Jay Rayner 

Babylon or bust

Restaurant review: It cost £16m to build, and can seat 520 revellers ... Jay Rayner makes the pilgrimage to Gilgamesh, the pan-Asian gastrodome causing all the wrong sensations in Camden.
  
  


Gilgamesh, The Stables Market, Chalk Farm Road, London NW1(020 7482 5757).
Meal for two, including wine and service, £110

Being an old-fashioned soul, I do like to write about the food I try at the restaurant I review rather than, say, my cat's latest trip to the vet, or how my corns are playing me up (even though they are). Because I am a stubborn bastard I will also write about the food this week despite the fact that it is completely irrelevant to the place in which it was eaten. If you want proof of that, start with the name. Gilgamesh was a Sumerian king, part god, part man, who ruled a few thousand years back and took time off from smiting his enemies and making people sore afraid to build a bloody big wall. The name obviously has strong Levantine associations. Therefore the food is... pan Asian. Well, of course. It's dim sum and sushi, sashimi and Thai curries. Go figure.

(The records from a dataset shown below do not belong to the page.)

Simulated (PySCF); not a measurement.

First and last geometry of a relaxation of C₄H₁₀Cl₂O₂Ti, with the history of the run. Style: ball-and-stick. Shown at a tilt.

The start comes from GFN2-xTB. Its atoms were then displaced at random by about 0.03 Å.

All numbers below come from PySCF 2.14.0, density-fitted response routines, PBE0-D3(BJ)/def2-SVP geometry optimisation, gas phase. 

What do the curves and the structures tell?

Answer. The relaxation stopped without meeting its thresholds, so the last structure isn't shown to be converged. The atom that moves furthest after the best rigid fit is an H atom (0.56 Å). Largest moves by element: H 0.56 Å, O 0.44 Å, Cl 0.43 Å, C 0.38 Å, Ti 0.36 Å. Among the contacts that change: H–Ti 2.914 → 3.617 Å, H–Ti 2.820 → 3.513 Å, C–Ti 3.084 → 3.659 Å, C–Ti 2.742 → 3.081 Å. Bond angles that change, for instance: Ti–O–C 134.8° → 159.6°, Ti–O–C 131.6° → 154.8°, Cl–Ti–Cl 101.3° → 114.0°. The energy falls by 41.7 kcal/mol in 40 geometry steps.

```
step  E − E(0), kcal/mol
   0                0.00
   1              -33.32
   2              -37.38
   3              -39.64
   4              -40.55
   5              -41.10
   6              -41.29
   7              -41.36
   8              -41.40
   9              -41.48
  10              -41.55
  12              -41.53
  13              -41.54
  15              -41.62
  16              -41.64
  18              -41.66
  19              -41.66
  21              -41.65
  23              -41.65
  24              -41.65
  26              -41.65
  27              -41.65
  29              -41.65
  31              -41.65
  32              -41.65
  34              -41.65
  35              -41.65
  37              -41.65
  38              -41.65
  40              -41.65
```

There is another association with the name, however, that does make sense. The god-king appears in a story called the Epic of Gilgamesh and there is indeed a lot that is epic about this restaurant. It occupies what used to be a lovably knackered part of old Camden Market in north London. Now there is a glass edifice with escalators which lead you up to acres of intricately carved wood panels and a lapis stone bar, all created by thousands of Indian craftsmen. There's room for 100 people to sit in the bar, another 170 in the Babylon lounge, 100 in the Oriental teahouse and 150 in the main dining room, though god knows why they'd want to. It cost £16m and is without doubt the most absurd, vulgar, bombastic venue to have opened in the capital on my watch. I'm sure many people will like it very much.

It reminds me of the 1,000-seater buffet restaurants in the themed hotels of Las Vegas; places where the ceilings may be high, but are so large that they weigh down upon you like the belly of the spaceships in the movie Independence Day. The dining area is a huge glass-and-steel vault which recalls Heathrow's Terminal 4. Racks of lights shine down, and dance music, so heavy on the bass your intestines vibrate, spews from a massive sound system.

As I say, against this the food is irrelevant. To provide it they have hired Ian Pengelley, whose cooking was well regarded at E&O in Notting Hill and less so at his eponymous restaurant, which opened and closed recently in Chelsea. Pengelley knows this stuff and does some of it well. A salad of seared scallops, sweet crispy pork and pea shoots was a lovely assembly. We enjoyed his signature dish of crispy squid. Sashimi of tuna and salmon, served over smoking dry ice, was fine, and yellow-tail nigiri was simply OK. Other things were less impressive.

A spicy spider roll was stodgy and not at all spicy. A red duck Thai curry had to be sent back to be warmed through, and some pork and prawn siu mai dumplings lacked the vivid freshness you would find at Royal China.

But really, who cares? Pan-Asian menus are chosen because they appeal to the lowest common denominator. And there are lots of dishes guaranteed to attract the young people with too much money from nearby Hampstead Garden Suburb who will be their core clientele.

You can get all the stuff available here elsewhere, both cheaper and much better. Ah, but you can't get the light show and the funky music. If I came back in six months' time and found that Pengelley had been replaced by someone doing Indian tapas, or that six months later they were doing Spanish tapas, or six months after that it was Tex-Mex, I wouldn't be at all surprised. Because nothing about the restaurant would have to change.

They can keep the decor, because it's already out of context. They can keep all the sweet but clueless waiters, weaving between empty tables. It would help if they taught them not to serve white wines, like the lovely South African Gewurztraminer we ordered, at a temperature warmer than the curry. But I'm not sure their target audience would notice. They could probably even keep the extortionate prices: £5 for two pieces of nigiri, £4 for three pieces of dim sum, £9.50 for the spicy spider roll. This, after all, is the kingdom of Gilgamesh, and in the land of the gods they do things differently. Just don't go there expecting a nice dinner.